By SCOTT SHANE
Published: October 16, 2009
WASHINGTON Is the Central Intelligence Agency covering up some dark
secret about the assassination of John F. Kennedy?
Probably not. But you would not know it from the C.I.A.'s behavior.
For six years, the agency has fought in federal court to keep secret
hundreds of documents from 1963, when an anti-Castro Cuban group it
paid clashed publicly with the soon-to-be assassin, Lee Harvey
Oswald. The C.I.A. says it is only protecting legitimate secrets. But
because of the agency's history of stonewalling assassination
inquiries, even researchers with no use for conspiracy thinking
question its stance.
The files in question, some released under direction of the court and
hundreds more that are still secret, involve the curious career of
George E. Joannides, the case officer who oversaw the dissident
Cubans in 1963. In 1978, the agency made Mr. Joannides the liaison to
the House Select Committee on Assassinations but never told the
committee of his earlier role.
That concealment has fueled suspicion that Mr. Joannides's real
assignment was to limit what the House committee could learn about
C.I.A. activities. The agency's deception was first reported in 2001
by Jefferson Morley, who has doggedly pursued the files ever since,
represented by James H. Lesar, a Washington lawyer specializing in
Freedom of Information Act lawsuits.
"The C.I.A.'s conduct is maddening," said Mr. Morley, 51, a former
Washington Post reporter and the author of a 2008 biography of a
former C.I.A. station chief in Mexico.
After years of meticulous reporting on Mr. Joannides, who died at age
68 in 1990, he is convinced that there is more to learn.
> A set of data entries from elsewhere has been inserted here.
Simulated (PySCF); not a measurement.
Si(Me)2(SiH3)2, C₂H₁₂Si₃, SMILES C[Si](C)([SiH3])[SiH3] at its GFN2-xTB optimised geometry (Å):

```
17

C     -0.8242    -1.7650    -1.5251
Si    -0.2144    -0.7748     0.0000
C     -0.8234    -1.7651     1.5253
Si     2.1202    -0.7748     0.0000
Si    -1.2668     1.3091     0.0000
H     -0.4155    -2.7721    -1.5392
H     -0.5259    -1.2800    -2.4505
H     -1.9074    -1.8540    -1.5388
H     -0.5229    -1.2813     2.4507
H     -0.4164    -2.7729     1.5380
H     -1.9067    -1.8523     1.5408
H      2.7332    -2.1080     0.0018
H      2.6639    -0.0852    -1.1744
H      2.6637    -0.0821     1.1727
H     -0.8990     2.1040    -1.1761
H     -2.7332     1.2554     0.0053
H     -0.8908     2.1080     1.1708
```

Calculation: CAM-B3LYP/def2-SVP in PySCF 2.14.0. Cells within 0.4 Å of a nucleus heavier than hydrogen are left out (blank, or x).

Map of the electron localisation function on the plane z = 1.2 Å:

"I know there's a story here," Mr. Morley said. "The confirmation is
that the C.I.A. treats these documents as extremely sensitive."
Mr. Morley's quest has gained prominent supporters, including John R.
Tunheim, a federal judge in Minnesota who served in 1994 and 1995 as
chairman of the Assassination Records Review Board, created by
Congress to unearth documents related to the case.
"I think we were probably misled by the agency," Judge Tunheim said,
referring to the Joannides records. "This material should be released."
Gerald Posner, the author of an anti-conspiracy account of the
Kennedy assassination, "Case Closed" (Random House, 1993), said the
C.I.A.'s withholding such aged documents was "a perfect example of
why nobody trusts the agency."
"It feeds the conspiracy theorists who say, 'You're hiding
something," ' Mr. Posner said.
After losing an appeals court decision in Mr. Morley's lawsuit, the
C.I.A. released material last year confirming Mr. Joannides's deep
involvement with the anti-Castro Cubans who confronted Oswald. But
the agency is withholding 295 specific documents from the 1960s and
'70s, while refusing to confirm or deny the existence of many others,
saying their release would cause "extremely grave damage" to national
"The methods of defeating or deterring covert action in the 1960s and
1970s can still be instructive to the United States' current
enemies," a C.I.A. official wrote in a court filing.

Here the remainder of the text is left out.